I have completed my 100 words for 100 days summer ass-kicking project. Gosh, it was a much more arduous process than I expected. When I began, I figured it would be just like NaBloPoMo (crap, that’s soon, isn’t it?). I’d sit down at the same time every day, hack out something silly, and then reward myself with a glass of something.
Hubris. Of the most hubristic variety.
A glance at the blog will tell you that I gave up posting every day’s entry on the website every day. Over half of my sessions involved me curling up with a notebook I borrowed from my PH or crouching over my phone on the bus along the way home. And then there were the days I was camping or holidaying it up with friends. Somehow, I got in those 100 words before the clock struck twelve.

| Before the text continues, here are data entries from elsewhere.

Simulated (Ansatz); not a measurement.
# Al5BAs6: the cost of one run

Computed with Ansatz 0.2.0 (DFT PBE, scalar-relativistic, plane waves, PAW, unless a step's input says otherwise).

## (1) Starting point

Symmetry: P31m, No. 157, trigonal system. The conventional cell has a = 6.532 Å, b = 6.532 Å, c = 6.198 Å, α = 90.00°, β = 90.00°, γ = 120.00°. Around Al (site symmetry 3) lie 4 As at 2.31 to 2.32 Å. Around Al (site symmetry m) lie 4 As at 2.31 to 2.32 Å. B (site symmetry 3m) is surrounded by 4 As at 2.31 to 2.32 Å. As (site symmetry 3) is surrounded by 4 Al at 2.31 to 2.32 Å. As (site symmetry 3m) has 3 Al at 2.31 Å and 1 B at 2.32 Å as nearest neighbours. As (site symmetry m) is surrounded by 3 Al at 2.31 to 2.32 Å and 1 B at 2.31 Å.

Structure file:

Though my official project is done, it may take another 100 days more for the bruises to heal. I hope it takes longer. In truth, I hope they never fade.
You see, I am kind of worried now that it’s over. Without the guilt invading my dreams, forcing me to get something, anything, down on paper before I am allowed to sleep, I am concerned I will slough it all off again.
Writing every day is tough, man. Really freaking Alberta-brutal. There were times I had to yank the words out of frozen fingers. Every rotation of the pen or push of a button on the keyboard caused me to wince. It was that painful. It was only my hatred of failure that kept me going, my knowledge that I would loathe myself even more if I didn’t haul myself to the end, filling out every numerical box on my project page.
It would be so easy to take a break right now. My lazy, unmotivated, miserable self taunts me with the notion. C’mon Kristine, relax. You’ve worked hard. You’ve earned it. Take the next night off, and then the next night, and then the next night…
That’s the thing, it is my unhappy self that keeps wanting to push me down. The side of me that is more comfortable doing nothing and feeling sorry about it. The Kristine who berates herself for not doing the laundry or waking up earlier. She likes me to keep feeling like crap. It keeps her alive.
Writing is hard. At times excruciatingly so.
Not writing is harder. Not writing stifles happy, confident Kristine, makes me forget she exists. I do believe she does. I just need to be brave enough and strong enough to battle the dragon keeping her in her tower.
This is why I signed up for a creative writing class. I don’t know if it’s going to end in anything helpful and have no expectations for myself other than to keep writing. Keep putting words down until maybe it isn’t as hard, and even if it’s always a struggle, keep doing it anyway. I know myself well enough to accept the fact I need external motivation. If I am going to continue, I can’t do it alone.